Netflix-Skunkworks / service-capacity-modeling

Apache License 2.0
67 stars 19 forks source link

Add instance m5d large #4

Closed szimmer1 closed 3 years ago

szimmer1 commented 3 years ago

@jolynch couple of questions:

  1. EC2 specs in the aws.json seem very precise and not consistent with anything I've found online. Can you confirm the numbers in this PR look fine?
  2. When I tested the zookeeper model with 10gib state size, I get a plan with 2 least_regret Clusters, and the last Cluster using m5d.large's. This isn't expected IMO since the model should be rejecting instances with <10GiB RAM (m5d.large has 8GiB). Is my understanding correct?
jolynch commented 3 years ago

EC2 specs in the aws.json seem very precise and not consistent with anything I've found online. Can you confirm the numbers in this PR look fine?

Unfortunately the public data is inaccurate, often saying GiB (base 2) when they mean GB (base 10) or even some conversions just aren't even close to what we really get when we boot boxes. @arunagrawal84 pointed this out and corrected the existing types but in general it isn't a super pronounced effect (introduces an error of <5% on most instances). That being said if we have running instances we can always just trust-but-verify (I left feedback for the two "true" numbers of RAM and disk.)

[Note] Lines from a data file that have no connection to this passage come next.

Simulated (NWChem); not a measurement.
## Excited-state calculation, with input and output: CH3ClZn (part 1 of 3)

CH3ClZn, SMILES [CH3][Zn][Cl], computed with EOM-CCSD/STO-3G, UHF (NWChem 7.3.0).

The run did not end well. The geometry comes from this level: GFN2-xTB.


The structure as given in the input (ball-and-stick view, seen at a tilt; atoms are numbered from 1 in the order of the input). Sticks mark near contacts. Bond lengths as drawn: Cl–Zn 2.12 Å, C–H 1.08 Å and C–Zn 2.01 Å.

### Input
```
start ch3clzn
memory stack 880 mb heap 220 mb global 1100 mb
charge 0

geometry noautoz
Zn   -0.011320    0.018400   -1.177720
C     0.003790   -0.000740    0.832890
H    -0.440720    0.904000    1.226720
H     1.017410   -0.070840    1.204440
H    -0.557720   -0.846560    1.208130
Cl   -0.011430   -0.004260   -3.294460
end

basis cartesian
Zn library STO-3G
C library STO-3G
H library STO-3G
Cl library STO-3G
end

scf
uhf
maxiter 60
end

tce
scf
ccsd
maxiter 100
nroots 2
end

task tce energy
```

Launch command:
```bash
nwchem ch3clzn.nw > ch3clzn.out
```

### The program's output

When I tested the zookeeper model with 10gib state size, I get a plan with 2 least_regret Clusters, and the last Cluster using m5d.large's. This isn't expected IMO since the model should be rejecting instances with <10GiB RAM (m5d.large has 8GiB). Is my understanding correct?

If this were a certain desire it would be unexpected (so if you move the minimum data size up to 10 GiB and the maximum down from 100). The range represents the inherent uncertainty in the user input, they might end up with 1 GiB data or 30 GiB data. We regret it when we pay for RAM we don't use (or don't pay for RAM we need), so the least regret model finds that over many simulations r5d.large is least regretful and m5d.large is second least regretful (presumably due to the cases where we ended up with lots of traffic or less data). The choices are forced to different instance families in case there is insufficient capacity in the first one, so we'd never see r5d.large followed by r5d.xlarge because the point of the choices is to give us choices in case we can't buy the computer we want.

Least regret is like a weather forecast operating on very uncertain inputs that wildly affect the outcome, and it's trying to minimize a regret function (a function of paying too much or too little and not having enough disk). In this case I think it's reasonable to add to the regret function if we don't have enough memory for the disk requirement.

jolynch commented 3 years ago

@szimmer1 I fixed up the json and incorporated memory regret. Looking at that second plan it's ok with m5.large because in that particular reality there was only 7.5 GiB of state:

ipdb> plan.least_regret[1].requirements.zonal[0].cpu_cores.mid
2.0
ipdb> plan.least_regret[1].requirements.zonal[0].mem_gib.mid       
7.465308159055264
ipdb> plan.least_regret[1].requirements.zonal[0].disk_gib.mid
29.861232636221057

If we crank up the memory regret we'll effectively ignore all the possible realities where the lower end of the input happens (e.g. the 1-10GiB part of the range). If you want to not consider those realities I'd just raise the lower bound.